School Military Recruiting Could Violate International ProtocolThis was what Bush meant when he said 'No Child Left Behind.'
The 46-page report, “Soldiers of Misfortune“, which was prepared by the American Civil Liberties Union (ACLU) for submission to the U.N. Committee on the Rights of the Child, also found that the U.S. military disproportionately targets poor and minority public school students.
While the United States is one of only two countries — the other being Somalia — to have never ratified the Convention on the Rights of the Child, the U.S. Senate ratified the Protocol in 2002, making it binding under U.S., as well as international, law.
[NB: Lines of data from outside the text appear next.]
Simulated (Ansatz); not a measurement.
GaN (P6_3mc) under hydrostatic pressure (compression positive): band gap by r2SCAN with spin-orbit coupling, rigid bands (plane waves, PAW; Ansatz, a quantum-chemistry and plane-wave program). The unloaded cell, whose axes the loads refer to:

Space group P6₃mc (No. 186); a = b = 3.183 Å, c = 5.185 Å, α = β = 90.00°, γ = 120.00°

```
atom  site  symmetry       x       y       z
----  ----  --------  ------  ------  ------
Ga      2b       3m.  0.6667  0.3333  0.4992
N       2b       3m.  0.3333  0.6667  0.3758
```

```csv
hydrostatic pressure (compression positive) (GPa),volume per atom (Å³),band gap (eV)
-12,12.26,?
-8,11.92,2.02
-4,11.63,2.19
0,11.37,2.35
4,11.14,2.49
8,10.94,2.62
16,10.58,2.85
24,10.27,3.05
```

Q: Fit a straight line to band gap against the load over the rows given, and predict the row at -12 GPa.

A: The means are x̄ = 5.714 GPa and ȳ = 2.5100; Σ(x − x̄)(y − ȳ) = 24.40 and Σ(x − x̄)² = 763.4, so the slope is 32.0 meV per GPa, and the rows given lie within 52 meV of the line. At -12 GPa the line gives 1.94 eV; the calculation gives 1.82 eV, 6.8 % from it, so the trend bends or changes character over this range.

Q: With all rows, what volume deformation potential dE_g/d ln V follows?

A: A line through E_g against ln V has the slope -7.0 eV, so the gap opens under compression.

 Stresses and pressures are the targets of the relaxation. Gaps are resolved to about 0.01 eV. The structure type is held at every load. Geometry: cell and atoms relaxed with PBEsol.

The army’s own Recruiting Programme Handbook, for example, instructs its more than 10,600 recruiters to approach high school students as early as possible, and explicitly before their senior year, which, for most students, starts at age 17. “Remember, first to contact, first to contract…that doesn’t just mean seniors or grads…,” according to an excerpt quoted in the report. “If you wait until they’re seniors, it’s probably too late.”
Once recruiters are inside their assigned high schools, the Army’s Recruiting Command instructs them to “effectively penetrate the school market” and “(b)e so helpful and so much a part of the school scene that you are in constant demand”, with the goal of “school ownership that can only lead to a greater number of Army enlistments.” That includes volunteering to serve as coaches for high school sports teams, involvement with the local Boy Scouts, attending as many all school functions and assemblies, and even “eating lunch in the school cafeteria several times each month”.
The report documents a number of specific cases, mostly in New York and California — the two most populous states with the largest number of minority high school students — in which recruiters clearly followed these instructions. In a survey of nearly 1,000 children, aged 14 to 17, enrolled in New York City high schools, the ACLU New York affiliate found that more than one five respondents — equally distributed among the different grades — reported the use of class time by military recruiters, and 35 percent said military recruiters had access to multiple locations in their schools where they could meet students.
The report also noted that the Pentagon’s central recruitment database systematically collected information on 16-year-olds and, in some cases even 15-year-olds, including their name, home address and telephones, email addresses, grade point averages, height and weight information, and racial and ethnic data obtained from a variety of public and private sources. The explicit purpose of the database is to assist the military in its “direct marketing recruiting efforts”. As the result of a 2006 ACLU lawsuit, the Pentagon agreed to stop collecting data about students younger than 16.
But recruitment efforts even dip below 15-year-olds, according to the report, which found that the Pentagon’s Reserve Officer Training Corps (JROTC), which operate at more than 3,000 junior high schools, middle schools, and high schools across the country, target children as young as 14 for recruitment. The report cited recent studies that found that enrollment in some JROTC programmes was involuntary.
JROTC “cadets”, of whom there were nearly 300,000 in 2005, receive military uniforms and conduct military drills and marches, handle real and wooden rifles, and learn military history, according to the report, which noted that the programme is explicitly designed to “enhance recruiting efforts”. African American and Latin students make up 54 percent of JROTC programmes.
JROTC also oversees the Middle School Cadet Corps (MSCC), in which children ages 11 to 14 can participate, according to the report. Florida, Texas, and Chicago schools offer military-run after-school MSCC programmes in which children take part in drills with wooden rifles and military chants, learn first-aid, civics, military history and, in some cases, wear uniforms to school for inspection once a week.
The Army also uses an online video game, called “America’s Army”, to attract potential recruits as young as 13, train them to use weapons, and engage in virtual combat and other military missions. Launched in 2002, the video game had attracted 7.5 million registered users by September 2006.